A Sea Interlude (Musical Decks)

Holland America used to be known for its evening classical music.  On every cruise I’ve been on there has either been a group branded “adagio” that plays light classics (high class Central European Grand Café music) in the Explorer lounge, or a Lincoln Center Stage, an actual string quartet.  By the way I love everything about Central European Cafes.

Ten days into this cruise there has been no classical music, unless you include the entertainer who played Dvorak on a xylophone synthesizer.  I have always thought that when the Ed Sullivan Show folded Holland hired their booking agent.

So far, the only remanent of the old Holland commitment to classical music is the name of the decks. 

We live on the Beethoven Deck.

There are decks honoring Mozart,

 Schubert,

and Gershwin. 

There are 14 decks on Koningsdam so they could do better.  Main Deck, boring, how about Bach, or if you wanted to be a bit more adventuresome Arnold Schoenberg. 

Mussorgsky would be a natural for the Promenade Deck.  The deck with the piano bar — Scott Joplin.  The deck with the radio room should be on the Karlhienz Stockhausen1 Deck.  If Holland follows its sister cruise line Cunard and puts a planetarium onboard (every cruise could be an eclipse cruise, no cloudy skies, guaranteed!) then — the Gustav Holst Deck.  And there MUST be a Duke Ellington deck.

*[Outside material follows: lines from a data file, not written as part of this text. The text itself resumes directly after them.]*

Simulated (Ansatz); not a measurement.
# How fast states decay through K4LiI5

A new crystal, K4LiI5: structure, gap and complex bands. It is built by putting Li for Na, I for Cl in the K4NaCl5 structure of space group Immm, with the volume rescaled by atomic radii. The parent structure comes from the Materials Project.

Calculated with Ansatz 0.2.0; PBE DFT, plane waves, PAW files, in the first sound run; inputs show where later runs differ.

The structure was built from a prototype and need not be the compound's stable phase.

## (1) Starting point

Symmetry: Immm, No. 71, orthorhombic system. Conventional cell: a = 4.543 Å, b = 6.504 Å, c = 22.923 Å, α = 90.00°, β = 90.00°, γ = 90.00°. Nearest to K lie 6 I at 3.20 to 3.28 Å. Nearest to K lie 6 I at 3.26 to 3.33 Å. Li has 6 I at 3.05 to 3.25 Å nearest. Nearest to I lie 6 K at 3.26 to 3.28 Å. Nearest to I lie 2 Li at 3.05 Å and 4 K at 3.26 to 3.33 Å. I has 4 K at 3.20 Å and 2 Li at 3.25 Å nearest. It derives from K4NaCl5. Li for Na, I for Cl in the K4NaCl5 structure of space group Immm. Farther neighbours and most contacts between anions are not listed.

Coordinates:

I love getting off on Beethoven Deck.  Every time I do I get a different earworm, sometimes the predictable and sometimes something from deeper into my memory, pops out, and sometimes it’s Chuck Berry. The Gershwin deck gives me hours of mental pleasure.

So, I have a proposal for Holland America.  Instead of announcing “Deck 4, Beethoven.” Play a musical sting.  You can even change them for the time of day.  After dinner “A little Night Music” from Mozart and the lullaby from Brahms or Moonlight Sonata on my deck.  OR you could have a theme for the day and tie it to the afternoon trivia.  “For three points, what was the theme on Deck 4 today?”  It would elevate the quality of elevator music.

And with the advent of LED screens and computers HAL can switch things around. Customize the deck names for each cruise, for instance on Latin American cruises you could have the Villa Lobos Deck, the Piazzolla Deck, the Ginastera Deck and, what the heck, Tito Puente went to Julliard.  On sailings around the UK we could have the Britten Deck (The title of this post is in homage to him2), and decks for Elgar, Vaughan Williams and Purcel, or Lennon and McCartney, enough orchestras are playing them these days.  On Antarctic cruises Vaughan Williams would be a must.3

For Alaska Cruises there needs to be a both a John Luther Adams4 Deck and a Reznicek5 Deck.  Holland brags about its local sourcing.  When they finally resume cruises to St. Petersburg the possibilities are endless.  On April Fool’s Day all decks could be Strauss. There are enough of them.

Come on Holland, give us great earworms each time we leave the elevator.  After dropping Adagio it’s the least you can do.

(See notes below the pictures.)

Notes:

1 Stockhausen experimented with electronic music.  One piece had a combination of tones that triggered events in early radio automation systems.  When Minnesota Public Radio played the piece it triggered events around the entire network.  The on-air sound was a hash and I guess it took hours to get things working properly across the state.   Stockhausen was banned.  When I was working with Classic FM in Tbilisi, Georgia, the music director asked me the proper time of day to play Stockhausen.  I said NEVER!  

2 Four Sea Interludes from Brittten’s opera Peter Grimes.

3 I listened to Vaughn Williams Symphonia Antarctica on my computer as we cruised past Palmer Station.

4 A little bit of Alaska Pride here.  Fairbanks based composer John Luther Adams won the Pulitzer Prize in Music for his symphonic work “Become Ocean” about melting icecaps.  There is an excellent recording by the Seattle Symphony.

5 You can win a bar bet in the Yukon by knowing that Emil von Reznicek’s overture to the Opera Donna Diana was the theme song for Sgt. Preston of the Yukon.  I did in Destruction Bay on the Alcan. The Canadian construction worker thought I was just another dumb American.  I wonder how much he won one over the years on that one.

3 thoughts on “A Sea Interlude (Musical Decks)

  1. Fantastic idea! This would work on the Zaandam, too, since it has a ‘music’ theme.

  2. I made some corrections that the AI corrector got wrong. I even cut and pasted Reznicek but the machine changed it to Reznik. It also made John Lennon into a Bolshi leader. Sorry about that.